A film to be broadcast on TV next year revealing how Spitfire fighters were built in secret during World War II will have a preview at the New Hall on Saturday 14th October 2017.

The film’s co-producer, Karl Howman, recently moved to Winchelsea.  The film, entitled The Secret Spitfires, explains how aircraft sub-assemblies were made in sheds, bus garages, warehouses and so on in the centre of Salisbury and Newbury. The finished sub-assemblies were covertly transferred to abandoned barns outside the towns, assembled into complete aircraft and flown straight to waiting fighter airfields.

The enterprise only recently came to light. The work began because the Luftwaffe regularly bombed known munitions factories across the UK.  Towns with no known military presence were not targets. All those involved, many of them young women at the time, were made to sign the Official Secrets Act. They talk about their work for the first time in the film.  The Secret Spitfires will be broadcast in 2018 to coincide with the creation of the Royal Air Force 100 years earlier. A trailer can be seen on-line at secretspitfires.com.

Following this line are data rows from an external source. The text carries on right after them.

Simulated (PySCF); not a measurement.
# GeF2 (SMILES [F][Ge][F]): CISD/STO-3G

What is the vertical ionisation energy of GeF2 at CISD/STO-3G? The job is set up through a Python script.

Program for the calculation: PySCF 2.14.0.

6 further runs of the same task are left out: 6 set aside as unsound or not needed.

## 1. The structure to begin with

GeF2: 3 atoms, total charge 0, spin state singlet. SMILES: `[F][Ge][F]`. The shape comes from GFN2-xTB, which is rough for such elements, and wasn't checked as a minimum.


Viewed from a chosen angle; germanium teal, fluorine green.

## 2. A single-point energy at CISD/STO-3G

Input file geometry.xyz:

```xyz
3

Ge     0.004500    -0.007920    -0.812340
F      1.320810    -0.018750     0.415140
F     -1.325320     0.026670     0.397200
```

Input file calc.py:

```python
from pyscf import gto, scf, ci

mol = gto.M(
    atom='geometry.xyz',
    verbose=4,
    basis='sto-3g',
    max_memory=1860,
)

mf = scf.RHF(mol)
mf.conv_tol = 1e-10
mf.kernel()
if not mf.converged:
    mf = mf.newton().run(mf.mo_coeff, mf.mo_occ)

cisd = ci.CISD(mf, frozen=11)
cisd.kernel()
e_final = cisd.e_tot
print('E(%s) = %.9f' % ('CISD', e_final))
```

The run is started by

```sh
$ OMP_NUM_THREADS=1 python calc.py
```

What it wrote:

The film will be accompanied by a short film made in the 1920s of Winchelsea and its environs, which include the New Inn, Wesley’s Tree, Greyfriars and the town’s medieval gates. The film was tracked down to the Screen Archive South-East archives at the University of Sussex following detective work by David Merrifield.

The film show is being organised by Mayor Cynthia Feast in order to raise money for much-needed repairs to the Court Hall. The event is due to start at 3pm. Tickets at £8 will be sold on the door on a first come-first served basis.